All Souls

October 31, 2023

Where He Sat‘, watercolour by Lance Weisser

It is somehow emotionally appropriate that the end of October goes out with a bang: neighbours blowing off underperforming fireworks and shouting candy-crazed kids, their flashlights poking about wildly, take the night by force. Then the whole business collapses from exhaustion in order for the soundlessly-powerful, whispered entrance of that most ancient day of days–All Souls.

In The Philippines, where my husband was born, school is cancelled, work is paused, with families preparing food and going to the cemetery to eat and share beside the graves of those who have gone on before. It is what we here would call a superstitious nation, yet in reality just a place left on this planet where there is still room for honouring mystery–revering that which none can fully explain, finding ways to cherish that which links present souls with those of the ever-present departed. Prayers are made. And in the hush, the divine takes over.

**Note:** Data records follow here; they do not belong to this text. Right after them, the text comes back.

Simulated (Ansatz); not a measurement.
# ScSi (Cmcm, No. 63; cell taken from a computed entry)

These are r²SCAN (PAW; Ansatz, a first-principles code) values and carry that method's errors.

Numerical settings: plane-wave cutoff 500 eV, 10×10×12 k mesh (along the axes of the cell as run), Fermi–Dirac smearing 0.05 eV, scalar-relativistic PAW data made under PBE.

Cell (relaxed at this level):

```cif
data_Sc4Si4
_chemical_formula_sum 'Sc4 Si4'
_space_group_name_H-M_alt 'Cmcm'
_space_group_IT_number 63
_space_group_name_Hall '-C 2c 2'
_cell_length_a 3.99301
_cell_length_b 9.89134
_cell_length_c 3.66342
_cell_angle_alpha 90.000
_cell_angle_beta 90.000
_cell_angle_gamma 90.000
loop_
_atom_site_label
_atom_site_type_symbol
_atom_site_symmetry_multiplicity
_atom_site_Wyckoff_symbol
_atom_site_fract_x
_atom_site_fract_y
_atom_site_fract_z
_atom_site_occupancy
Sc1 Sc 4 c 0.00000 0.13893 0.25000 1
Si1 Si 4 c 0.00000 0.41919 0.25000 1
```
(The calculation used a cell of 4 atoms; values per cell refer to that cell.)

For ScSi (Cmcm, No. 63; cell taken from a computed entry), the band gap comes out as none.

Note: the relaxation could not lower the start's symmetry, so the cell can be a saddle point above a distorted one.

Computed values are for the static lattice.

Here in Canada, All Souls (All Saints falls on November 1st commemorating martyrs of the Faith, with All Souls the day after) is but a quaint throwback to another era, something found in books. Yet we remain a lonely country, so convinced that individuality is king, we’re instagramed personalities, famous to a few, dependent on likes, feeling a bit needy, less-than, craving attention.

November is that month of mystery where its biggest holiday is not a holiday at all, but rather an observance: minutes of silence, poppies pinned on overcoats, wreaths placed on memorials, a single bugle sending into the flurried air that mournful note for those of us left to remember those of us departed.

May your own All Souls be one of letting in that feeling of absence which is yet not an absence, but merely the silence of those who are no longer here, whose memory is anything but absent, whose laughter can–when we allow it room–yet still be heard in our heart of hearts. It is a day for pulling out photo albums, fingering over the images of the ones who take our individuality and give it the fullness of community, of family, of love, of that which we sometimes feel we lack.